I have the function :

..........................................................................................................

#define L_add(a,b)     (_sadd((a),(b))) 
#define L_mult(a,b)    (_smpy((a),(b))) 
#define L_macNs(a,b,c) L_add_c((a),L_mult(b,c))

static inline int32_t c67_dot(int16_t *x, int16_t *y, int len)
{
 int32_t dot = 0, i;
 for (i = 0; i < len; i++) 
   L_macNs(dot, x[i], y[i]);
 return dot;
}

.............................................................................................................

After compiling the code fot c6727 with cl6x v6.1.9 with the following options :

INCLUDES= -i. -i/usr/ti/csl/dsp/inc -i/usr/ti/inc -i/usr/ti/csl/intc/dsp/inc
DEFINES= -D=C6727 -D=CHIP_6727 -D=CHIP_C6727
CFLAGS = $(DEFINES) $(INCLUDES) -q -pdv -al -pm -ss -k -mw -on2 -mt -mf=5 -mi=0

I've noticed such lines in *.nfo file :

These functions may be recursive: c67_dot
Inlineable function will be suppressed: c67_dot()

So questions are :

1. What does this message means ?

2. Why compiler emits words "may be" ?

3. If the function really treated as recursive - how to avoid this behaviour ?

Thanks in advance

  • > These functions may be recursive: c67_dot

    The algorithm that determines whether a function may be recursive operates on the entire call graph, plus some information taken from the compilation options.  Thus it depends on the context of this function and not solely the function itself, and I can't give you a precise answer from what I have.

    That said, it appears that c67_dot() calls L_add_c().  Perhaps L_add_c() makes an indirect call, or perhaps it calls a function that makes an indirect call.  The most common reason for non-obvious may-be-recursive notes is an indirect call for which the set of actual callees can't be determined.

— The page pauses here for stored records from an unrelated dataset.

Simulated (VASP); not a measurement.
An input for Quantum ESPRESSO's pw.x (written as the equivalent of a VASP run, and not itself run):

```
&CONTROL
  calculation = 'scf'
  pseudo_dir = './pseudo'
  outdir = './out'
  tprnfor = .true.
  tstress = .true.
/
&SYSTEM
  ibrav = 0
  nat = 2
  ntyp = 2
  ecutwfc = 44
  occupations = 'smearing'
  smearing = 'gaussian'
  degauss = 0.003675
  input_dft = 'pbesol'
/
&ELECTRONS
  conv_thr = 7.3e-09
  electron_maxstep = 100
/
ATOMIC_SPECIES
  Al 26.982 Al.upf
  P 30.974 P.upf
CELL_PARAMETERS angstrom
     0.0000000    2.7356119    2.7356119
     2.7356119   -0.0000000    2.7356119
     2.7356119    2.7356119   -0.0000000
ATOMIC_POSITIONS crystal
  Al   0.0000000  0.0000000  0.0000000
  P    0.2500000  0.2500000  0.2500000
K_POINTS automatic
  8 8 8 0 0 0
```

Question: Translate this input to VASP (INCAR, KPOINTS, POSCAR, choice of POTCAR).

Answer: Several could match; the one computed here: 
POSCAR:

    If a function may be recursive, certain optimisations (mostly related to aliased variables) will be more conservative.

     

    > Inlineable function will be suppressed: c67_dot()

    If all calls to a function are inlined, and it can't be called from outside the compilation unit, there's no need to include the function itself in the output.  That's what we mean by "suppression."